The US dollar is being hit by investor reaction to the Federal Reserve’s measured policy tone and concerns over the Trump administration’s protectionist trajectory and the legislative obstacles it faces.
While the index measuring the dollar against a basket of its main peers was broadly flat on Monday, analysts were downbeat about its prospects of recovering the momentum that saw it gain 8 per cent in the fourth quarter of last year.
Despite last week’s interest rate rise, investors interpreted it as a “dovish hike” in view of the Fed’s caution on the path of further rate tightening this year. The dollar index has fallen 1.4 per cent since the central bank meeting on Wednesday and is heading towards the 100 level.

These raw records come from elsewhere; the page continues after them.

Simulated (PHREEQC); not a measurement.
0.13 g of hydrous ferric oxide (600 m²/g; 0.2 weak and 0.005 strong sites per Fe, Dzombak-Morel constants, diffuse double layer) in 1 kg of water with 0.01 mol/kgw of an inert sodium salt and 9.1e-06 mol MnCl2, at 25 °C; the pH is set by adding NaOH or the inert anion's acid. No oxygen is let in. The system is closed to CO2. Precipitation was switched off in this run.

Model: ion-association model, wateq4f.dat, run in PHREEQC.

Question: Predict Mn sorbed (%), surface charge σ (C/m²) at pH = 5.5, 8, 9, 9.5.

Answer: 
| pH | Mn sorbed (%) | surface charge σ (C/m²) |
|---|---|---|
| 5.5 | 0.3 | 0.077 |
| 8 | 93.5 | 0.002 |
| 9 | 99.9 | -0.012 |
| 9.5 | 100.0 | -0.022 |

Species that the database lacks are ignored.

JPMorgan described the dollar as “listless”, while Citigroup dropped its prediction of euro-dollar parity at the end of the year.
Marc Chandler at Brown Brothers Harriman said the prospect of other central banks raising rates was also spurring dollar losses.
Data ahead of the Fed meeting showed a retreat in dollar long positions, while there was a sharp pullback in selling the euro following the European Central Bank meeting that commentators interpreted as tilting towards hawkishness.
“If the 100 level is breached now, a return to the early February low [of 99.23] looks more likely,” Mr Chandler said.
The dollar’s weakness is benefiting emerging markets currencies, notably the South African rand that has rallied 4 per cent since last Wednesday and reached levels last touched in mid-2015. The Korean won rose 1 per cent to its highest level against the dollar in five months.
Analysts also said a weaker tone for the dollar reflected the absence of a clause on combating trade protectionism in the communiqué of the G20 finance ministers’ weekend meeting.
“We are closer to a currency war than we have been for a long time,” said Ulrich Leuchtmann of Commerzbank.
However, the G20 reaffirmed the need for countries to refrain from competitive devaluations and again committed its members not to target exchange rates for competitive purposes. That, said MUFG’s Derek Halpenny, underlined that “Washington remains cautious over changing the rhetoric on FX”.
Steven Englander, Citigroup’s head of forex strategy, warned that the dollar would head lower if the House vote on repealing Obamacare on Thursday was defeated, since it augured ill for the administration’s tax reform agenda.
“Bottom line: if it goes down in smoke it will probably take the US dollar down with it; as the odds of any significant legislative action fall, USD could hit the lows of the year against both majors and minors,” Mr Englander said.
The dollar’s direction is likely to come under increasing influence from non-US factors, said JPMorgan, including eurozone data and European political risk.
“This further enhances the sense that [the] US is losing its centrality in driving FX markets, after having dominated the FX narrative for many months post-election,” said JPMorgan analysts.